There’s nothing as sure in life as death, yet it is one of the hardest things we tussle with. Regardless of what you believe, we all share the inevitability of facing life as we knew it without someone here who had a significant impact in our lives at some point or another.
Since I left the UK eleven years ago I have said silent goodbyes to two uncles, an aunt, an old school friend and, very recently, a great aunt. When my great aunt died it was – perhaps – in a way many of us picture to be an ideal exit. She was in her nineties, at home in bed (the first day in her life she hadn’t got up) and her immediate family all visited and said their goodbyes.
When I sent my condolences to her son, I reflected on how bittersweet it must be to, on one hand, have the opportunity to say farewell, yet on the other to know it’s a final goodbye. The words I read long ago in a Sara Donati book about a fictional character, who had led a long and satisfying life came to mind. She had written a letter to her family conveying she was not in the least bit afraid of death, in fact she welcomed it in the way that one welcomes a good night’s sleep after a long day of hard work.

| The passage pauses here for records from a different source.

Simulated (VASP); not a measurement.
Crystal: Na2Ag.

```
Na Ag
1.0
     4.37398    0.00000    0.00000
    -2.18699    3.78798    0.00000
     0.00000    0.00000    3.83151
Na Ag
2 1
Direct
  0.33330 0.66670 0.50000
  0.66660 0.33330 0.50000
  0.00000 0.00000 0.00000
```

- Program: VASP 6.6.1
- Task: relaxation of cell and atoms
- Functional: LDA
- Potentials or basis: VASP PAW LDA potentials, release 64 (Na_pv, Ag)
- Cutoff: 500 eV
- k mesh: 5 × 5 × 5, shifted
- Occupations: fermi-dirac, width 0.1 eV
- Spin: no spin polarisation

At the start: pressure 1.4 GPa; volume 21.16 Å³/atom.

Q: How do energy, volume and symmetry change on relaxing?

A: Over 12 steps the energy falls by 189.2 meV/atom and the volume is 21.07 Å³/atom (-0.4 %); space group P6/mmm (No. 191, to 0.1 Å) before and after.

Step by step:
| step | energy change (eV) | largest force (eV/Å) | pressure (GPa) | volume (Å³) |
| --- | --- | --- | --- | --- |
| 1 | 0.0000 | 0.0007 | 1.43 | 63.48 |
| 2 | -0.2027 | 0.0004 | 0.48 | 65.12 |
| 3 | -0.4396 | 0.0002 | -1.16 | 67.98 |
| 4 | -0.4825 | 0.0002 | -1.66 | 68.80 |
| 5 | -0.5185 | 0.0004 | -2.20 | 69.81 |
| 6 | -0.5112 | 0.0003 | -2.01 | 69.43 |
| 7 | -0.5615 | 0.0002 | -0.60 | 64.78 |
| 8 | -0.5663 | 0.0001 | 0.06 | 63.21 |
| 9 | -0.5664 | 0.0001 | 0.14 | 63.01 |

But what about all the myriad of other scenarios? Our exit from the world comes in so many guises, and for most it is not a conscious choosing. If there is a period of knowing beforehand, it provides for the possibility of reconnecting with the wellbeing that is surely there. That requires becoming consciously aware of all that is locked within.
When you are aware of this you can help yourself and others who are open to a journey of self discovery, one etched upon your physical bodies like a map to your emotional past. If you do not believe this will help, or are beyond caring, then it is of little value.
Regardless, there always comes a time when we are done. Each exit is personal and each person makes a choice. There is no right or wrong in our choices, at some point we all surrender to going. And, as I have said, few are consciously aware that they are the ones in the driving seat.
For my great aunt, I knew before xmas the time we had with her here was running out; she’d had a fall and it had thwarted her trademark independent style. While I jokingly cajoled her in her greetings card that I fully expected her to still be up and running by the time I eventually made it back to the UK for a visit, I knew there was little hope of that. Her time here was done and while I honour that, I will of course miss her.
That is the long and short of it, it’s about how those of us left behind cope with that absence. From a pragmatic viewpoint, the more someone is in our day to day lives, the bigger the adjustment. But more than anything, it’s an emotional adjustment.
From my standpoint, knowing no one is ever truly gone, and their positive attention and love is fixed upon us for the rest of our days, it’s still simply not the same as having them here in physical form. Even if the person had a significantly bad impact on our lives, people report their passing is neither as satisfying nor liberating as they had hoped. It’s a personal emotional journey of forgiveness.
Eventually the “it’s not fair” feeling has to be released, or it will eat you up; literally. That is the irony for me, so few would disagree with the ups and downs of the grief cycle, yet see themselves as otherwise unattached or unaffected by their emotions from a physical standpoint.
“Life does go on” was the thought that entered my head today as I drove past a street sign bathed in sunlight. The sun comes up, one day at a time, into a world in which your loved one (or otherwise) no longer exists. Whatever that person was to you, good or bad, needs honoured so that you are not enslaved to the memory of the emotions.
You are still here, you are still breathing as the sun rises and sets, and so you still have choices about your life and the way you want to lead it. There is no hurry, saying goodbye is a process, a letting go that can be worse one day and better the next, before being horrible the day after. Denial is futile. Eventually – if you let it - pain fades, it comes to a quiet centre of stillness.
Beyond that, more happy memories dominate. They give resonance to the hope of today, which is always that today will be a better day, a good day. You are here to have a good time, but it’s all relative, good can never feel so good when you have never known bad.
Saying goodbye to someone means saying goodbye to a version of you that can no longer exist in the world, it creates space and allows for a different version to emerge. It’s your choice who that is, and you will only live your best life through a process of saying yes to more good times.